The red-hot market for crossovers will save about 200 jobs at a General Motors Co. plant in Oshawa, Ont. – at least temporarily.

GM will cease production of the older version of the Chevrolet Impala sedan at its Oshawa consolidated plant in June but will boost output of the hot-selling Chevrolet Equinox crossover.

The move will save the jobs of about 160 production workers, and work associated with Equinox production will provide employment for more than 30 skilled trades workers, said Greg Moffatt, Oshawa plant chair of Unifor, the union that represents about 2,600 workers at the consolidated factory and the neighbouring flex plant.

Workers at the consolidated plant now assemble the older Impala and do final assembly of the Equinox, which is also built at a GM plant in Ingersoll, Ont.

The consolidated plant is still scheduled to close in 2017, and no new or replacement vehicles have been earmarked for either Oshawa plant later this decade, so a question mark still hangs over the future of the GM factories – which in the early 2000s cranked out almost 900,000 vehicles a year. The two plants produced 203,183 vehicles last year.

Equinox production will rise to 352 vehicles daily in July from the current figure of 288, Greg Pratt, GM's Oshawa plant manager, said in a memo to employees this week.

"This will equate to a neutral manpower impact allowing Oshawa to retain jobs that would have otherwise been affected by the end of the Impala Limited [edition]," Mr. Pratt said.

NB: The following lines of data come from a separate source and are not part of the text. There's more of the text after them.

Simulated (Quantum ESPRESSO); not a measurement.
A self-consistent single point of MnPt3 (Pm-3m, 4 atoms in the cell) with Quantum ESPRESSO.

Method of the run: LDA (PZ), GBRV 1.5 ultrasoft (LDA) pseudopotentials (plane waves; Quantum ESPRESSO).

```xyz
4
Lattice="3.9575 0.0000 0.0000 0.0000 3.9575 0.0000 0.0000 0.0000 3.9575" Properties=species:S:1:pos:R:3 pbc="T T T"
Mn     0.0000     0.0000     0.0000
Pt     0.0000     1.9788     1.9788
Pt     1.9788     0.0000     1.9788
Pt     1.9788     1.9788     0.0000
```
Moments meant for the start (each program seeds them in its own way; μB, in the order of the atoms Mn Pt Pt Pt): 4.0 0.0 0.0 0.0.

GM has also been hiring new workers at the Ingersoll plant to boost production of the Equinox and the Terrain, the GMC version of the compact crossover, union officials at that plant said.

The hiring at GM and the creation of several hundred new jobs at a Fiat Chrysler Automobiles NV assembly plant in Windsor, Ont., are part of a trend that has taken employment in vehicle and parts manufacturing to its highest level since the industry crisis during the 2008-09 recession.

Employment in vehicle assembly rose to 41,386 last year, up 3 per cent from a year earlier and 6,000 higher than the trough of 35,614 hit in 2009. The number of parts jobs rose 4 per cent to 70,751 from 2014 levels and more than 10,000 jobs higher than the parts industry trough, which was hit in 2010.

"On the surface, yes, this performance is very positive, but relative to where this industry has been in the long term, it still has a very long way to go before anyone can say it has fully recovered," industry analyst Dennis DesRosiers, president of DesRosiers Automotive Consultants Inc., wrote in a commentary on the numbers.

The assembly sector, for example, employed 55,712 people in 2000, while 98,154 Canadians worked at auto parts companies.

The jobs numbers should be higher, Mr. DesRosiers noted, given the state of the industry in North America – with record sales in Canadian and American markets last year and a 3-per-cent rise in vehicle production in Canada, the United States and Mexico last year from year-earlier levels.

U.S. data provided by the Center for Automotive Research in Ann Arbor, Mich., show that employment in U.S. parts and assembly is also well below the levels hit in 2000, but auto makers have created many more jobs at U.S. plants than they have in Canada on a proportional basis.

Employment at U.S. assembly plants was 65-per-cent higher at the end of last year than it was in the trough of 2009. Employment at Canadian vehicle plants was just 16 per cent higher last year than during the 2009 bottom.